There are few published studies in the secular academic arena which have sought pastors’ input on their views on how to handle present psychological and societal issues. This study is unique in that it refrains from defining counseling based on mental health/ psychological assumptions or theological assumptions taught in seminaries. Instead, the study’s goal is to discover the lived experience of pastors and how they counsel based upon their own paradigms.
Pastors were asked the following research questions:
1. What are your thoughts on the causes of violence and trauma in your urban community?
2. How do you deal with the issues of violence and trauma in your own congregation and in your community?
Methods:
Protestant pastors were invited to participate in individual 90 minute face-to-face qualitative interviews. Pastors were solicited via purposive sample, and interviews were done in the community at each pastor’s church location.

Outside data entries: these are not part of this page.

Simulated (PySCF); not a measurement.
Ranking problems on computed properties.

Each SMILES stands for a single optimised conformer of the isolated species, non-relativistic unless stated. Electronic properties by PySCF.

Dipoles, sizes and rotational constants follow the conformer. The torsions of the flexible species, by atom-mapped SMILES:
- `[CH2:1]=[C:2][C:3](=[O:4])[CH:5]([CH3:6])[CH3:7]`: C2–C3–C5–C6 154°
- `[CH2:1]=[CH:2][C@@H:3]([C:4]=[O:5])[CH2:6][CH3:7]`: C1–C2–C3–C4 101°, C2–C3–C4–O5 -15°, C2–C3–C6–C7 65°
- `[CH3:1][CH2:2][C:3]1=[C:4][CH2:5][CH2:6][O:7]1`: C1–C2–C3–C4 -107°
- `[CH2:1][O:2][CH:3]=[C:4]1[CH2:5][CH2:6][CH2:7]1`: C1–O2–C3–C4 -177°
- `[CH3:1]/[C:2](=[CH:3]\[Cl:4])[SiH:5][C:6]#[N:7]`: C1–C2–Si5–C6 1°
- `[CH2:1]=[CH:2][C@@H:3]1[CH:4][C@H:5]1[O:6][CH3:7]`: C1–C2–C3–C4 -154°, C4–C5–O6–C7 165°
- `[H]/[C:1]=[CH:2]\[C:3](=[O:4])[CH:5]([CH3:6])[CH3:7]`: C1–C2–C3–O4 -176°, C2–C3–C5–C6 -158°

Data on ten African American pastors who lead churches in low-income urban areas of Chicago are presented. Data was audio-recorded and explored directly from the audio-taped data with the use of Atlas.ti. A phenomenological methodology was used, with the goal of obtaining the lived experiences of pastors addressing emotional health issues in the urban context.
Results:
Three themes emerged from the interviews:
- Pastors discussed their own areas of struggle and resiliency in relation to violence and trauma. Most pastors discussed serious challenges that occurred in their own lives prior to entering the pastorate (child abuse, childhood domestic violence experiences, being raised in violent communities, etc.). They discussed how they overcame challenges, and how their challenges shape their present interactions with congregations and community.
- Pastors discussed the experience of re-victimization that they themselves presently face. One pastor, for example, discussed dealing with multiple funerals for church youth killed by violence in a very short period of time.
- They discussed their theological and secular education and how these training experiences shape their interactions with others when dealing with violence and trauma.
Conclusions and Implications:
Through a strength-based emancipatory framework, researchers were able to approach community pastors and engage in non-judgmental, non-assumptive discussions. It is hoped that practitioners' increased understanding of the lived experiences of pastors can lead to healthy collaborations between social work practitioners and community pastors when addressing violence and trauma.